William Bratton
After serving in the Boston Police Department from 1970 to '83, Bratton
held a variety of law-enforcement positions in Massachusetts and New York. He
returned to Boston in 1993, ultimately being named police commissioner. He left
in 1994 to run the New York City Police Department, and in 1996 was named
president of First Security Consulting, which is based in New York.

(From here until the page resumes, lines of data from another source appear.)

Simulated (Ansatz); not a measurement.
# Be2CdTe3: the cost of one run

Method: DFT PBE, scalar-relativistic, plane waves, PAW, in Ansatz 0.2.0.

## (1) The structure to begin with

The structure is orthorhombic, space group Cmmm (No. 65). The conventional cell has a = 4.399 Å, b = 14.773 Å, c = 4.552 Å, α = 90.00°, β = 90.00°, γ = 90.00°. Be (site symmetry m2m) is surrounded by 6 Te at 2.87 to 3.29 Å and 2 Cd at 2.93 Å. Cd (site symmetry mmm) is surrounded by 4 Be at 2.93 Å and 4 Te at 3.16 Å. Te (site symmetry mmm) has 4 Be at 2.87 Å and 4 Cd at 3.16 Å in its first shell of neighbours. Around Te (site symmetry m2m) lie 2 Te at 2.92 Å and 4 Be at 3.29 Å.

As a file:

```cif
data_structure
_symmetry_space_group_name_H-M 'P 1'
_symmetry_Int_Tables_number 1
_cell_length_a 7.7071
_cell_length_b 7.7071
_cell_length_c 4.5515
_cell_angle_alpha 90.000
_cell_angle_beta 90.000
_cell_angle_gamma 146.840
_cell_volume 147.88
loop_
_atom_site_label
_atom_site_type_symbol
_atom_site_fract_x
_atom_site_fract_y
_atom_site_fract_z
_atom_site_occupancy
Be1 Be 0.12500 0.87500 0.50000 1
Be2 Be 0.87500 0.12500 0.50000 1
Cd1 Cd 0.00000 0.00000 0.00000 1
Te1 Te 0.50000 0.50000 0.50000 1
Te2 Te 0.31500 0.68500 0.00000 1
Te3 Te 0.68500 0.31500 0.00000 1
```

I'm wondering if Boston has noticed something that is so prominent in
New York. New York looks upon immigration as a strength, not a weakness,
because so many of the immigrants tend to be so hungry to move up. They provide
energy, and are able to bring back neighborhoods that were in decline. In
Boston, in the Dorchester section where I used to live, Fields Corner, you've
got a Vietnamese population. My wife's neighborhood, over in East Boston, is
literally an immigrant neighborhood now. It is a city that is in some respects
replenishing itself with new waves of immigrants, and I'm not sure that people
have picked up on that yet.
From a personal perspective, I'm very pleased to see what's happened to the
Boston Police Department. Through most of its history, the department was not
well thought of. It was extraordinarily parochial. And it has recently moved
onto the national stage.
If you think of it, the turnaround has been spectacular. When I came back to
Boston, in 1993, it was in response to the St. Clair Commission, which issued a
scathing report on the Boston Police Department. Here it is four years later,
and it's one of the leading police departments in America -- something that
myself, [current commissioner] Paul Evans, and others only dreamed about in the
'70s.
For the first time since I've been associated with the department -- 26 years
-- it has literally established itself as a crucial and essential part of the
forward movement of the city. As the city becomes safer, investment increases,
more people want to come to the city as tourists, more people want to live in
the city. And as the city becomes safer, the schools become safer and the race
issue diminishes.
Those most affected by the drop in crime, in all reality, have been in the
black community. The good news is fewer victims, but also something we don't
tend to look at, which is fewer perpetrators. Fewer young black men going to
jail. Fewer young black men on probation or parole. For a community that had
been devastated by crime, both in terms of its victims and its perpetrators,
there have been multiple benefits.
In many respects, Boston is moving toward a vision that has been espoused
going back to Mayor John Hynes's days in the 1950s -- the idea of Boston as a
capital city, as a truly international city. It's already there in its ability
to attract tourism, business investment, all of the infrastructure that's being
laid in place right.
As I travel around, and people hear I'm originally from Boston, I hear nothing
but positives when they think of Boston: "I love it when I go there." "What a
great town." Interestingly, the outsiders' perception of the city is sometimes
stronger than that of those who live in the city. It's a cleaner city, it's a
more attractive city. And if you can get the schools, the crime, and some of
that to a point where we're not reading about murders, we're not reading about
schools falling apart, then the residents' sense of self will also change.